ABSTRACT
Understanding the determinants of the informal economy is a crucial issue in economic development due to its far-reaching effects on development efforts. Previous studies focused exclusively on factors that can potentially reduce the relative size of the shadow economy. However, these attempts have not enjoyed much success to date in Africa, where informality has continued to thrive. We contend that realistic medium-term goals, as opposed to obligatory formalisation, could increase the output of informal businesses by providing enough infrastructure and a welcoming business climate, which would at the same time foster formalisation. Using OLS, FE and system GMM with data on 42 African countries covering 2003–2018, we find that infrastructure development reduces the relative size of the shadow economy in African countries. Our results remained consistent when we controlled for the effects of other determinants of the informal economy, employed other estimators, and used an alternative measure of the informal economy.
Disclosure statement
No potential conflict of interest was reported by the authors.
Notes
1. Algeria, Benin, Botswana, Burkina Faso, Burundi, Cameroon, Central African Republic, Chad, Comoros, Congo. Dem. Rep., Cote d’Ivoire, Egypt. Arab Rep., Equatorial Guinea, Eritrea, Ethiopia, Gabon, Ghana, Guinea, Guinea-Bissau, Kenya, Lesotho, Liberia, Madagascar, Malawi, Mali, Mauritania, Mauritius, Morocco, Mozambique, Namibia, Niger, Nigeria, Rwanda, Senegal, Sierra Leone, South Africa, Tanzania, Togo, Tunisia, Uganda, Zambia and Zimbabwe.

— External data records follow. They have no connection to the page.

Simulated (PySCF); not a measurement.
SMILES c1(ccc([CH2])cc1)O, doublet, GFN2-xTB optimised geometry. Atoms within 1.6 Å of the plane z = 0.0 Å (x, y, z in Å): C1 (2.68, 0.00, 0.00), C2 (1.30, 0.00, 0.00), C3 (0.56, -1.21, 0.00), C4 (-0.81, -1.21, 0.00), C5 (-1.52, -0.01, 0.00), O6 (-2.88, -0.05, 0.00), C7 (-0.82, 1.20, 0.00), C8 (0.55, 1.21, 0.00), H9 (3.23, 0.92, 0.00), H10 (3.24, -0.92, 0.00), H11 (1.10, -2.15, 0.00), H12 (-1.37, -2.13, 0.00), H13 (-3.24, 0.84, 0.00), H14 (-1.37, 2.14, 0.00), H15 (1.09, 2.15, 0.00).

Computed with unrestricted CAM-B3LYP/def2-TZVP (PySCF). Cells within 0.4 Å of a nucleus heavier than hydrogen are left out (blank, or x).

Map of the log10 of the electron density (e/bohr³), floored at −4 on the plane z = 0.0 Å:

2. Generally, the literature suggests GMM approach or instrumental variable (IV) to circumvent endogeneity problems (Farhadi et al. 2015). However, the difficulty with the latter approach is to find purely external instruments that vary both across groups and over time. Also, the IV do not account for the endogeneity of other regressors. Therefore, in this study, the GMM is preferred over IV approach.